Hello! I am a computer science student working on an explanation for a GNN and I stumbled over the DGL implementation of the SubgraphX which is of great interest to me but unfortunately, I have some trouble understanding the code. I would be very grateful if someone could be so kind as to explain it to me, especially the following points:
Line 139 in the subgraphx.py file reads:
split_point = num_nodes
and I don’t quite grasp why the split_point is assigned like this? Isn’t this just the “last node”?
In the lines 204 - 208:
# Get the largest weakly connected component in the subgraph.
nx_graph = to_networkx(new_subg.cpu())
largest_cc_nids = list(
max(nx.weakly_connected_components(nx_graph), key=len)
)
only the largest weakly connected component in the subgraph without a particular chosen node is selected but why shouldn’t one look at all components?

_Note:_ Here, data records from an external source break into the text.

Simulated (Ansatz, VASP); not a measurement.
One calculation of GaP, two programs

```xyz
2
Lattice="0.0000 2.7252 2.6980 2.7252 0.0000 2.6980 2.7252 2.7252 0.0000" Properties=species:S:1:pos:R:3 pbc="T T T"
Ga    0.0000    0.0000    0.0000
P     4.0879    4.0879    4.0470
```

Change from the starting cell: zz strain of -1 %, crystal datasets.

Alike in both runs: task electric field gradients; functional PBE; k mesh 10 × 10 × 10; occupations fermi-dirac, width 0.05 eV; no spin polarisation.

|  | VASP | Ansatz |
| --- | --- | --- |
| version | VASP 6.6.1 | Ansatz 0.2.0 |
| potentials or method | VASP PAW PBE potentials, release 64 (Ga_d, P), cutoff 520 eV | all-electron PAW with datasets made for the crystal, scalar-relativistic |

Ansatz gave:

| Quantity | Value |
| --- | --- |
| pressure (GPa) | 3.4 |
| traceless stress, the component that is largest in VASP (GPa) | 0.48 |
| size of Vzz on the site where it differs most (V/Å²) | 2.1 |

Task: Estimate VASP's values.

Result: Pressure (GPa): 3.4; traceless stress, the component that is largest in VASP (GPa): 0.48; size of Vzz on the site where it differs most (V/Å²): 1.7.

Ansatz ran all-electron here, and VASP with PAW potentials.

Furthermore, during my tests on many different graphs, the solution [0] appears disproportionally often but the node labels are randomly assigned (numbered somehow) and looking at the graphical representation there doesn’t seem to be anything special about node 0 either. Am I maybe overlooking something obvious here?
Any help would be really appreciated, I don’t know why this is so confusing to me but despite looking at both the original paper and the code I just don’t get how exactly one translates to the other or why node 0 seems to be so special in my experiments.
Thank you!